What would Jesus do?
I do not think he would deck himself out like a Ralph Lauren poster boy, then brag to an adoring crowd at TD Waterhouse Centre about going to Hollywood parties with the beautiful people.
Benny Hinn may be the Lord’s servant, but he’s not a humble one.
Benny returned last week, a small-town boy made good. After building a national following here, the miracle man left town in 1999 and now lives in Southern California, a place more conducive to his lifestyle.
There are no more Florida hicks asking, “Golly, is that really a Rolex you’re wearing?”
As Benny told me in a 1991 interview: “It’s this crazy idea that preachers should be poor — that’s not in the Bible.”
Benny still hasn’t bought into the vow of poverty. Nor has he given up his trademark miracles. They remain the focal point of his ministry, the draw that packs auditoriums.

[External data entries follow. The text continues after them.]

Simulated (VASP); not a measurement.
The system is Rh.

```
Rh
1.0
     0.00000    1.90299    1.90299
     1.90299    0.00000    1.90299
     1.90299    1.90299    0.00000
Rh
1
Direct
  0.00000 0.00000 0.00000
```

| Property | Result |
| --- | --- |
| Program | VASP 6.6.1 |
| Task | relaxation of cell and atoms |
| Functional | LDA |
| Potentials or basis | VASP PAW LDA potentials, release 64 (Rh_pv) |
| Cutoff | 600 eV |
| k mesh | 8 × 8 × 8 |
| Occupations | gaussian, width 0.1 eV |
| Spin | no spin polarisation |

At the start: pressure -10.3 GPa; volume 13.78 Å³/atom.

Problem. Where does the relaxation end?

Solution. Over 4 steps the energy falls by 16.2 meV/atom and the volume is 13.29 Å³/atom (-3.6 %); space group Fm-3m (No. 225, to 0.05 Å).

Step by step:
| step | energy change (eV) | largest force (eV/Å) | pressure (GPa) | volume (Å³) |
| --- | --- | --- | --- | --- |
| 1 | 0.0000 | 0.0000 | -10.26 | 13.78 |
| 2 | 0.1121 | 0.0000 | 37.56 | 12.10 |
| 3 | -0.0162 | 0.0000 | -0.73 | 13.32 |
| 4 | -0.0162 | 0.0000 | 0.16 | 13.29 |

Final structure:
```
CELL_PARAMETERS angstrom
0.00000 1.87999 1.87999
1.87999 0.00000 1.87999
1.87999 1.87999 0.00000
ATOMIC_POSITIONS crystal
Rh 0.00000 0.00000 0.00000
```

But more than 12 years after I first watched Benny in action, it seems God still works his wonders in murky shades of gray. I saw the same assortment of followers prance on stage to announce they’d been cured of arthritis, asthma, back pain and neck pain. As always Benny put them through their paces, having them walk, run and bend over like competitors at the Westminster Kennel Club.
That nobody with a snapped spinal cord has ever jumped for Benny is of little concern to him. God decides who gets cured. Benny simply serves as the anointed vessel and enjoys all of the perks that such a calling brings with it.
But nitpicking Benny’s miracles is like nitpicking professional wrestling. The believers believe, and the non-believers do not.
I obviously do not. That doesn’t mean I think Benny is a phony — because I believe he believes.
And there still are things to appreciate about him. Benny lives lavishly, but he works hard for it. His crusades are four hours long, and he generally gives three performances in the cities he visits. His entourage rivals that of any rock band, and it’s no easy logistical task dragging it around the world.
Onstage, Benny is a master of ceremonies, a preacher, a storyteller and, most of all, a showman who knows his audience. His voice is a marvelously complex instrument. Turned down low, he uses it to hypnotize the crowd, to bring forth wails, moans, murmurs and tears. He gets them drunk on the Lord. He gets their hands up, feeling the power. And then he barks out an outburst that literally jolts them to their senses.
Benny is the conductor, and they are the orchestra. I’ve seen him flatten 5,000 people by blowing into a microphone. Even I felt the energy.
Many in the Orlando audience Friday morning watched him for four hours, then went outside after the show was over and got in line for the 7 p.m. crusade. They are, for the most part, working-class people. All nationalities, colors and creeds are welcome.
Benny is an inclusive guy. He does not preach hate and condemnation. He stays out of politics.
It is all about Jesus, love, miracles and, of course, Benny. He said he would fulfill a prophecy this year by helping bring peace to Israelis and Palestinians. He also talked about going to Hollywood parties and being called to pray at one of them.
“I was really amazed by the love toward me,” he said.
I doubt it matched the love from the crowd in his former hometown.